Configuration file for restic: crestic

Hello everyone!

I’m used to backup my data hard drive to 3 different restic repositories (local and remote).

I’d like to automate this with configuration files, i.e. I’d like to have something similar to the ssh utility where you can just use ssh target to connect to the target using the options specified in a configuration file for that specific target.

The most similar thing that I found is crestic. (I am not the author)
The reference issue is #16.

I’d like to see crestic or a similar ssh-like approach integrated into restic.
What do you think?

1 Like

As you wrote and even linked to, there’s already an issue on GitHub that tracks this feature request.

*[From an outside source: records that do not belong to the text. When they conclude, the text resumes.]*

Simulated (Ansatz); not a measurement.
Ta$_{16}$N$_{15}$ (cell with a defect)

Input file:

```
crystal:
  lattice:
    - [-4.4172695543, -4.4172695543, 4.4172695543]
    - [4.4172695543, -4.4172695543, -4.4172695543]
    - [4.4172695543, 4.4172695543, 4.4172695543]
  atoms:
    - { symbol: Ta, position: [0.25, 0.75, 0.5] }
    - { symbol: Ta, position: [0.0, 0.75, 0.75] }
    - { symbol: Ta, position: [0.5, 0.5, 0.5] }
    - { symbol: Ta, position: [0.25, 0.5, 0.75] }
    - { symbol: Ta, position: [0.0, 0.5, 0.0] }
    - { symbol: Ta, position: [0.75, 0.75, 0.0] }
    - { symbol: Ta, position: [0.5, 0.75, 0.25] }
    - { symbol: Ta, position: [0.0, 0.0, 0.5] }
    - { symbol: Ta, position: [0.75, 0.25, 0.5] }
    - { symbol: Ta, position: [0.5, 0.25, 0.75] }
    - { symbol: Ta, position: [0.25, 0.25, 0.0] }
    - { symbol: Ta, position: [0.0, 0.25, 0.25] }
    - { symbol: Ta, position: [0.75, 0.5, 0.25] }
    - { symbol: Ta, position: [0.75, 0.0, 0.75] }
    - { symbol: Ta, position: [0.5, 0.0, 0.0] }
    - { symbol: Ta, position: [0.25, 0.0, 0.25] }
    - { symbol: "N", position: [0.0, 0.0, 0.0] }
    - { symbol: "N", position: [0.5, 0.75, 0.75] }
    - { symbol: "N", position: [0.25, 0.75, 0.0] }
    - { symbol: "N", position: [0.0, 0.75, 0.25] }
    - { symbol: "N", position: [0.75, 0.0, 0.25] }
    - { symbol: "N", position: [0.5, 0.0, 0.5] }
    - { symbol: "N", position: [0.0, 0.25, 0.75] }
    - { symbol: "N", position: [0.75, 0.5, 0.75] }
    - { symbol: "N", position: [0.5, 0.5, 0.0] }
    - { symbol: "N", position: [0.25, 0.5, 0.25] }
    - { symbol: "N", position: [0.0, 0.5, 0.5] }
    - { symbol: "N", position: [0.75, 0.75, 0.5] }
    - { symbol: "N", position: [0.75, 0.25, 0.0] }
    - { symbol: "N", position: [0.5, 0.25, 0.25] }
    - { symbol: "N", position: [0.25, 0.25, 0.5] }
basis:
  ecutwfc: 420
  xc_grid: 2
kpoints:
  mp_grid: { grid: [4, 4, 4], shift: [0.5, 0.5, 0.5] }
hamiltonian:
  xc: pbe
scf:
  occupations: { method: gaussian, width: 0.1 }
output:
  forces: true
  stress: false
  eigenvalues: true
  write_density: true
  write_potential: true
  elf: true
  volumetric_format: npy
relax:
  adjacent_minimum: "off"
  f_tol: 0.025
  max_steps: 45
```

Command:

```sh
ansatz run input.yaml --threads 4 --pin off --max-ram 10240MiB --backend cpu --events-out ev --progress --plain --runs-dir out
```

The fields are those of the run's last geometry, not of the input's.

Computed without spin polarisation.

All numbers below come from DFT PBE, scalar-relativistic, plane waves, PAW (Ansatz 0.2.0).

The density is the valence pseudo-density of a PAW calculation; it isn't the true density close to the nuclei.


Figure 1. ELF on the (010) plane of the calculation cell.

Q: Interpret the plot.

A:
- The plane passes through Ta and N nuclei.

Yeah, and the last comment in January was:

Since it hasn’t been done I did it, it seems there isn’t agreement and more discussion is needed

At this point in time I’d say more discussion isn’t needed, because we are already having a lot of other work to attend. When the time comes to add support for user-facing config files, there will be plenty of discussion if need be :slight_smile:

1 Like

Maybe move this thread to the recipes section where all the other restic wrappers have been introduced?

There is a fairly straightforward workaround. For a repository you want to call “foo,” create an executable file in /usr/local/bin named restic-foo with the following contents.

#!/bin/sh

export RESTIC_REPOSITORY=/path/to/foo/repository
export RESTIC_PASSWORD=secret

exec restic "$@"

You can set appropriate permissions so that only some users can read the password and execute the script.

Then you just invoke restic-foo instead of restic.

For people preferring to set up an alias:

alias restic-foo='RESTIC_REPOSITORY=/path-to/foo-repo RESTIC_PASSWORD=secret restic'

I just proposed a PR to get a restic-integrated solution using viper:

(but still WIP, though)

With all due respect, this isn’t helping. If you read the issue thread, 1) there is no concensus on which format to use, 2) viper has been mentioned several times, 3) the author has stated several times he’s not convinced about viper and would prefer to use another tool, 4) there are already several other branches referenced that attempts to solve the configuration file feature, 5) given that there are so many different suggestions and ways to do this it’s pretty reasonable that whatever the final decision is it should be @fd0’s.

So, with that in mind, I fail to see how filing a PR that “solves” the problem in a way that others have already suggested before, and that is certainly not the decided way forward, especially when there are already other work of similar type, will help the project. Especially when the maintainers are busy trying to focus on things that leads up to an actual release, it’s not like we’re going to (or at least should) sit down and tackle this thing all of a sudden. Not to mention posting about it in two places gets so much attention that we do have to sit down and spend time responding to it, time that would otherwise have been spent on things leading up to a release.

My point is that in this particular case it should be very clear that the issue being discussed is not ready for yet another PR. If I’m misinterpreting something in that assessment, please feel perfectly free to correct me, I am very open to being wrong or misunderstanding something, and I don’t want to come across as being ungrateful for your work, you have done a lot of great contributions to restic lately!